Great for interactive work:

tab-completion!
df.head(), df.tail()
df.describe()

However ...

Pandas currently only handles in-memory datasets!¶

Does my data look big in this?

MapReduce¶

If you want to process Big Data, you need some MapReduce framework like one of the following

The key to these frameworks is adopting a functional [programming] mindset. In Python this means, think iterators!

See The Structure and Interpretation of Computer Programs (the "Wizard book")

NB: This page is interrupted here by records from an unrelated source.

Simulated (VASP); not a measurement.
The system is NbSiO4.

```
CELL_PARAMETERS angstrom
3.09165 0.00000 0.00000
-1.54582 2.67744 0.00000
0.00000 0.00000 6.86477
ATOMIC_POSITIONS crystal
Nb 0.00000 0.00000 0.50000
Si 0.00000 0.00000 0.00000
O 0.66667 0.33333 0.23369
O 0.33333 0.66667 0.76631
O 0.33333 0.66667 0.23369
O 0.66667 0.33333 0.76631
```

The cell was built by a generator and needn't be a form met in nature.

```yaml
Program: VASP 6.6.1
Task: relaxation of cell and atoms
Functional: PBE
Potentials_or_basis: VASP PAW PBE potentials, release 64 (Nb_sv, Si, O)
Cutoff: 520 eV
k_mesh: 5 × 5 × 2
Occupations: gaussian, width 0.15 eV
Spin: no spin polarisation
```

in particular Chapter 2 Building Abstractions with Data
and Section 2.2.3 Sequences as Conventional Interfaces

Luckily, the Split-Apply-Combine pattern is well suited to this!

Example 1 - revisited¶

In [23]:

total_revenue = 0
for row in curs.execute("SELECT * FROM InvoiceLine;"):
    InvoiceLineId, InvoiceId, TrackId, UnitPrice, Quantity = row
    total_revenue += UnitPrice*Quantity
total_revenue

Out[23]:

2328.599999999957

In [24]:

reduce(lambda x,y: x+y, map(calc_revenue, curs.execute("SELECT * FROM InvoiceLine;")))

Out[24]:

2328.599999999957

In [25]:

sum(calc_revenue(row) for row in curs.execute("SELECT * FROM InvoiceLine;"))

Out[25]:

2328.599999999957

What about group by operations?

There is an itertools.groupby function in the standard library.

However

it requires the data to be sorted,
returns iterables which are shared with the original iterable.

Hence I find that I usually need to consult the documentation to use it correctly.

Use the toolz library rather!

In [26]:

HTML('<iframe src="https://docs.python.org/2/library/itertools.html#itertools.groupby" width=800 height=200></iframe>')

Out[26]:

PyToolz¶

In [27]:

HTML('<iframe src="https://toolz.readthedocs.org/en/latest/index.html" width=800 height=400></iframe>')

Out[27]:

Example 2 - revisited¶

In [28]:

track_revenues = {}
for row in curs.execute("SELECT * FROM InvoiceLine;"):
    track_revenues[row[2]] = track_revenues.get(row[2], 0) + calc_revenue(row)
    
print sorted(track_revenues.iteritems(), key=lambda item: (item[1], item[0]), reverse=True)[:3]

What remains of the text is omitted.